Former assistant Asia editor | The New York Times | Class of 1994

Rest assured, Bob Reid would have been proud of the award-winning journalist Martin Fackler grew up to be.

After all, the late, great UI journalism professor had a lot to do with it, Fackler (MS ’94) writes from Tokyo.

“I’ll never forget Bob Reid, who taught introductory reporting when I was a grad student in journalism, freshly arrived on campus and still uncertain whether I really wanted to do this news gathering thing for a career,” says Fackler, who in July 2018 joined Ichigo Asset Management in a strategic communications role after serving as assistant Asia editor for The New York Times.

“Bob was the journalism school’s answer to a drill sergeant, alternately exhorting us forward and berating our clumsier efforts, all while pausing for dramatic effect to sip from an ever-present styrofoam cup of coffee.

“I can still remember the waves of anxiety I experienced in that classroom in the basement of Gregory Hall where Bob forced us to interview perfect strangers, pose tough questions of people in authority and generally leave our comfort zones in order to learn the basic skills of journalism. He pushed us hard, but it was a labor of love, preparing us to enter the profession to which he had devoted his life.

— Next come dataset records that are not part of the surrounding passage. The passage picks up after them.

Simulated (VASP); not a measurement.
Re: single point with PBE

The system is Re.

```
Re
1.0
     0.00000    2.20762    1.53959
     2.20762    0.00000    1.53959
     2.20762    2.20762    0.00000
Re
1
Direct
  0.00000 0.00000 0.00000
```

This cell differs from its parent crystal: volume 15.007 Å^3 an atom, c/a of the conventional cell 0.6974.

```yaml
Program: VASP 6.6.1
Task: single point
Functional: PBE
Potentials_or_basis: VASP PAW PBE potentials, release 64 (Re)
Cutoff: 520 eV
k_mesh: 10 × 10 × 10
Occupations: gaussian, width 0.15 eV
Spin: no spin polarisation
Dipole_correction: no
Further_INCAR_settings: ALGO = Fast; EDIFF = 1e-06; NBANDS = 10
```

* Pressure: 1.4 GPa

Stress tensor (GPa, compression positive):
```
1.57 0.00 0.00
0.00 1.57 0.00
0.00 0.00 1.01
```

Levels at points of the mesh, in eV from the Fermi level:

“It was clear he knew that he would be doing us no favors by going soft, and he certainly prepared me better for the challenges of journalism than any other professor I ever had.

“It was thus a moment of great sadness for me when, in 2012, I tried to contact him to tell him that I had been named a finalist for the Pulitzer Prize for my team’s investigative reporting on the Fukushima disaster, only to learn he had passed away some years before.

“I never got the chance to thank him properly.”